The example of dual causation you give are good. I would have thought that whether we’re still discussing frontloading v action in time or not, we’re surely committed to some kind of concurrence where human free-will is concerned (occasionalism would say, with the materialist, that there was no genuine choice, but God was the only true cause. Conservationism really has no way that God can be acting through human choices, ecspt by reacting to them.) Classically (as in Thomas, for example), concurrence would involve God as governing both Joseph’s circumstances and, in some manner, the genuinely free choices of the brothers, though not the motives.
I think that gets even more hard to get a handle on if one’s talking about it as the natural outworking of lawlike processes, since that would imply free-will is a natural law-governed thing, which is an unpopular option for Christians, whetver their concept of will. One gets into Molinistic ideas like God creating the one world in which he foresees that particular version of the brothers will act as they do.

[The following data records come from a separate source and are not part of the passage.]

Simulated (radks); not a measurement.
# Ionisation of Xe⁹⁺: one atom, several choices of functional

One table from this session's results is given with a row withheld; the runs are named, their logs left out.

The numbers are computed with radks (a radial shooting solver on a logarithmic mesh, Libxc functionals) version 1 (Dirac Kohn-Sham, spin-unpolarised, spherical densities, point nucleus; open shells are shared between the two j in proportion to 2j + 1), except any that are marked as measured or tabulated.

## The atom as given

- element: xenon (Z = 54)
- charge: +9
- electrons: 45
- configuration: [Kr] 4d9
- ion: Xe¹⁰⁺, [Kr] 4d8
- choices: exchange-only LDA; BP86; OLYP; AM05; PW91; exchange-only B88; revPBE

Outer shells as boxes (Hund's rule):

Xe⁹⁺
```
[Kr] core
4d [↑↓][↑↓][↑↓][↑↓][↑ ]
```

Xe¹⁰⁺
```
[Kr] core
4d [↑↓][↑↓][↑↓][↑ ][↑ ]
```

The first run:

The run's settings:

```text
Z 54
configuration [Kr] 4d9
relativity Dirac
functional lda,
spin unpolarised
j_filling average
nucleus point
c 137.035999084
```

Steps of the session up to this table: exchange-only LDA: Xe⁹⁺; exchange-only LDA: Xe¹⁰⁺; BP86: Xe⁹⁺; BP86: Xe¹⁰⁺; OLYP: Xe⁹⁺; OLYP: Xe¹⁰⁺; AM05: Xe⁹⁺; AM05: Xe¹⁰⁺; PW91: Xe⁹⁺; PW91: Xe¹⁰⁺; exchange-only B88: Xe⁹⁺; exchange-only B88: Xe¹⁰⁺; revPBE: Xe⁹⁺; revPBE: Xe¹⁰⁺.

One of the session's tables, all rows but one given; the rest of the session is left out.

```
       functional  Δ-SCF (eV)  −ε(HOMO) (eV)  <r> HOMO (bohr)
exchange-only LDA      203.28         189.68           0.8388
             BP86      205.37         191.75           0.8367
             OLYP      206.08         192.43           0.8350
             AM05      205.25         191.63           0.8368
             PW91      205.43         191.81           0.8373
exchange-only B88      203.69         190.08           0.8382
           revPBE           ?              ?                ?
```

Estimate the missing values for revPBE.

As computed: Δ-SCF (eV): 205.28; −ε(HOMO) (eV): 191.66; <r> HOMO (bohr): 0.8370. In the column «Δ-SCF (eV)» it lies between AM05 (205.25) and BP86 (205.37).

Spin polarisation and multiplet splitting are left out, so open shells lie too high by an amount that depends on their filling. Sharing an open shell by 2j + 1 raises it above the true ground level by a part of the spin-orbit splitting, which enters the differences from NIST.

But as you say, when one talks about the world as a creation in eternity, the distinction becomes rather trivial – God no more creates a world which he hopes pans out as expected than a novelist getting his galley-proof back hopes the events will match what he wrote.
Nevertheless, I don’t think it’s enough, as some TEs seem to do, to study scientific processes and then say, “God can make them pan out however he chooses.” Even in the novel, the omipotent writer must make the plot coherent and an unlikely coincidence is still unlikely, like Dickens’ writing spontaneous combustion into Bleak House (or Rob Reiner into Spinal Tap, come to that).